Operating a basement suite can help offset living and mortgage costs, but live-in landlording requires careful compliance. Because the landlord and tenant share the same building, boundaries can easily blur. Here are 5 common mistakes secondary suite owners make under BC laws, and how to avoid them. Landlords should always review official guidelines and verify requirements with the Residential Tenancy Branch (RTB) or a qualified property manager. Disclaimer: This article provides general educational information regarding landlord practices in BC and does not constitute legal or professional advice. Residential Tenancy Act regulations are complex and subject to interpretation. Landlords should consult the Residential Tenancy Branch or a licensed property manager to verify notice serving, utility agreements, and dispute procedures for their specific situation.

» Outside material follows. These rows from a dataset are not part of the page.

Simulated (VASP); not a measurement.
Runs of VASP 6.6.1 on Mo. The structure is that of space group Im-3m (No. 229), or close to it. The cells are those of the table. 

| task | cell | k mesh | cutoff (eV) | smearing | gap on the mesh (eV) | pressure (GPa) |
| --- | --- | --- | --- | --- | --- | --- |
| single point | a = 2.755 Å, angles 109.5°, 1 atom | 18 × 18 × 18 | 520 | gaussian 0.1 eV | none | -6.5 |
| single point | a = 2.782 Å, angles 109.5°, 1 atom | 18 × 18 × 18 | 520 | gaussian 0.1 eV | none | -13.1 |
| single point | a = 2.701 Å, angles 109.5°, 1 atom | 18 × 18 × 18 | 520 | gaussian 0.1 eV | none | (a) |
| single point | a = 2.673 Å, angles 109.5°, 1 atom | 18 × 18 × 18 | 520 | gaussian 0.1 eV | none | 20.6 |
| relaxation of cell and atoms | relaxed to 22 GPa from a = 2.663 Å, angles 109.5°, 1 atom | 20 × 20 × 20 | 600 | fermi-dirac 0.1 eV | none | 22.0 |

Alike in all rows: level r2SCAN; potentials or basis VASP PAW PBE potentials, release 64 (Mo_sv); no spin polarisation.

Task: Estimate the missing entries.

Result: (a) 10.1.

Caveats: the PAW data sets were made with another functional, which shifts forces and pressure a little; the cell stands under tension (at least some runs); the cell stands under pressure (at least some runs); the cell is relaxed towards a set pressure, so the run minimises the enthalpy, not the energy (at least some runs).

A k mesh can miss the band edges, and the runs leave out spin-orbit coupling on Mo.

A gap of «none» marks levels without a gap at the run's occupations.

1. Failing to Disclose the Suite to Home Insurance
Many homeowners develop or inherit a suite and neglect to notify their insurance provider. Home insurance companies calculate risk based on single-family occupancy. Adding a secondary tenant increases liability and fire risks.
If a fire or water claim occurs and the insurer discovers an undisclosed suite, they can void the entire policy for material non-disclosure. Always notify your insurer in writing and ensure your policy explicitly covers a secondary suite. Consulting a licensed insurance broker is recommended to verify the specific requirements of your coverage.
2. Charging Utility Splits Dynamically
Under the Residential Tenancy Act, landlords should not charge a tenant for utilities on a variable basis unless a clear utility split clause is documented in the lease agreement.
Demanding a tenant pay utilities dynamically without a formal clause is an RTA violation. To stay compliant, the tenancy agreement should state the exact fixed percentage (e.g. 30% of electric and gas) or a flat monthly utility fee. Additionally, when requesting payment, the landlord should provide the tenant with copy invoices of the utility bills. Check with your municipality regarding the legality of shared utility meters and billing rules.
3. Quiet Enjoyment and Informal Entry Violations
Because the suite is located under your roof, it is tempting to enter the space informally to check furnace filters, thermostats, or water lines. However, under RTA Section 29, the tenant has exclusive possession of the suite.
Entering the suite without providing at least 24 hours of written notice (specifying the date, time, and reason) is a violation of the tenant's right to quiet enjoyment, unless there is an active emergency (like a burst pipe) or the tenant consents at the time of entry. Notice calculations are governed by RTA rules. Landlords should review official Residential Tenancy Branch guidelines or consult a property manager to ensure notice periods are served correctly based on delivery methods (as posting on a door or mailing adds legal deemed-delivery buffer days).
4. Skipping the Condition Inspection Report (CIR)
Skipping the formal move-in walkthrough because you 'trust the tenant' is a major error. Under the RTA, completing a Condition Inspection Report (CIR) at both move-in and move-out is a mandatory requirement.
If the landlord fails to offer the tenant a joint inspection and complete the official CIR, the right to claim against the security deposit for damage to the rental unit may be extinguished under RTA guidelines. A handshake is not a substitute for a signed, compliant condition report. Ensure you follow the official RTB schedules and forms to protect both parties.
5. The 'Unauthorized Suite' Fallacy
A common myth among BC homeowners is that if a basement suite is 'unauthorized' or 'illegal' under municipal bylaws, the Residential Tenancy Act does not apply. This is incorrect.
The Residential Tenancy Branch (RTB) has jurisdiction over all residential tenancies, regardless of municipal zoning permits. Even if your city orders you to decommission the suite, the tenant is fully protected by the RTA and is entitled to proper notices, rent caps, and quiet enjoyment. Landlords should check their municipality's bylaws and code rules directly to address any compliance gaps.